(Updates prices in fifth paragraph, adds farm comment.)
Jan. 13 (Bloomberg) -- Copper, oil and gold may rally this year as economic growth in the U.S. and China offsets the impact of a European recession, according to Goldman Sachs Group Inc., which maintained a forecast for commodities to climb 15 percent.
The economic outlook in the U.S. and Asia has improved and there’s less risk of a global financial crisis, analysts led by London-based Jeffrey Currie said in a report e-mailed today. Agricultural commodities may drop 3 percent this year, it said.
Goldman’s stance contrasts with the outlook from Morgan Stanley, which said in a report this week that it favored so- called defensive commodities such as grains, and expected fuel prices to drop. Last year, commodities climbed 2.1 percent, the weakest performance since the global recession in 2008.
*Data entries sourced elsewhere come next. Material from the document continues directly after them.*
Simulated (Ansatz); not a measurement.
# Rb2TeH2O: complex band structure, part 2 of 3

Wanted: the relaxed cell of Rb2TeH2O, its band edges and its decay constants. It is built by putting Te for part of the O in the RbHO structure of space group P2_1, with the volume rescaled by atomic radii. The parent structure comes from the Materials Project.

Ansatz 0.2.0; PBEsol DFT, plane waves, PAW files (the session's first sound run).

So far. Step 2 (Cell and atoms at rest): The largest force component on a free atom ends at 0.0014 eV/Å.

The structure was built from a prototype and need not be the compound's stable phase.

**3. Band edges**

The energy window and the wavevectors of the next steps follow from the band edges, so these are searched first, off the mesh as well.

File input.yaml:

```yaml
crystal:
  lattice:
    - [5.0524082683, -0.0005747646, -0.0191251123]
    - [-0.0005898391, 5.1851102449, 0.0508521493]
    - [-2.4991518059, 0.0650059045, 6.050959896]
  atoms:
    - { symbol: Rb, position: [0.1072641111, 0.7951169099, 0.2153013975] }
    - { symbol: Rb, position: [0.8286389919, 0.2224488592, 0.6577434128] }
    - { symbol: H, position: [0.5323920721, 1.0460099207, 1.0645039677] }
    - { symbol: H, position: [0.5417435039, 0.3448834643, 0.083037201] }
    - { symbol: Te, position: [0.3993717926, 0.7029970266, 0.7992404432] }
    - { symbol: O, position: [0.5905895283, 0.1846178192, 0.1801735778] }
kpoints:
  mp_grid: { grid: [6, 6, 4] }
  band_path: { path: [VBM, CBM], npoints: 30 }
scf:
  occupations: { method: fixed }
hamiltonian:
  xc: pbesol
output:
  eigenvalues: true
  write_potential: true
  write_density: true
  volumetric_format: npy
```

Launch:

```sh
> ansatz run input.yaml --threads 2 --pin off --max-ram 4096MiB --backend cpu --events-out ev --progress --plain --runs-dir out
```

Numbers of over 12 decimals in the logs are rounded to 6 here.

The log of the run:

“The economic data and outlook beyond Europe in the U.S. and Asia has been improving, shifting demand risks to the upside,” Goldman said in the report. “We view gold and copper as providing the best value opportunities relative to our view of fundamentals in 2012.”
Three-month copper on the London Metal Exchange may gain to $9,500 per metric ton in 12 months, Goldman said, sticking with a forecast. The metal traded at $8,017.25 at 7:28 a.m. in London. Brent crude may rise to $127.50 a barrel in 12 months, while gold futures may gain to $1,940 an ounce, it said. Brent was at $112.22 and February-delivery gold was at $1,648.40.
The risks to the upside in oil are “substantially greater” than for copper and gold “given the stronger fundamentals and recent events surrounding Iran and Nigeria,” Goldman said in the report. “Significant risk remains that as tensions escalate, brinkmanship in the Persian Gulf could lead to the closure of the Strait of Hormuz.”
Iran has threatened to try to close the strategic waterway should the European Union ban oil exports from the country to protest against its nuclear program. Nigerian labor unions said yesterday that they will continue a strike that threatens oil exports from Africa’s top producer.
Morgan Stanley said that a surge in oil would represent a selling opportunity as the bank sees “bearish” fundamentals, according to a report dated Jan. 8. Brent climbed $115.12 per barrel yesterday, the highest level since Nov. 9.
This year’s agricultural outlook will depend on weather in Argentina and Brazil, which is having a dry patch related to La Nina, the Goldman analysts said.
“A significant shortfall in South America production would further support the outperformance of soybeans over corn,” they said. That will “create upside risk to our current underweight in agriculture and our expected minus 3 percent return.”
Soybean futures in Chicago added 0.6 percent to $11.8975 a bushel, after a 6.8 percent gain last month. Corn was little changed at $6.1125 a bushel, after tumbling 6.1 percent yesterday, the most in three months, following a higher estimate for global supply from the U.S. government.
Credit Suisse Group AG said on Jan. 5 that industrial metals including copper may rebound this year as they slumped too far in 2011 on speculation there may be a global recession, according to Ric Deverell, head of global commodities research.
Borrowing costs for Spain and Italy fell at debt sales yesterday, while European Central Bank President Mario Draghi said he saw “tentative signs” of stabilization in the euro region. Data today is expected to show U.S. consumer confidence is at a seven-month high, based on the median forecast in a Bloomberg survey of economists.
China’s inflation cooled to the lowest in 15 months in December, leaving the government more room to support growth as a global slowdown hurts exports. A report next week may show the world’s largest user of energy and metals expanded at the slowest pace in 10 quarters in the last three months of 2011.
“The key to the metals markets will be the ‘gap’ between the weakness today versus the demand strength to be created by both the monetary and fiscal stimulus that is likely to occur in 2012,” Goldman analysts said. “We believe some of the fiscal support will be targeted at metals intensive industries.”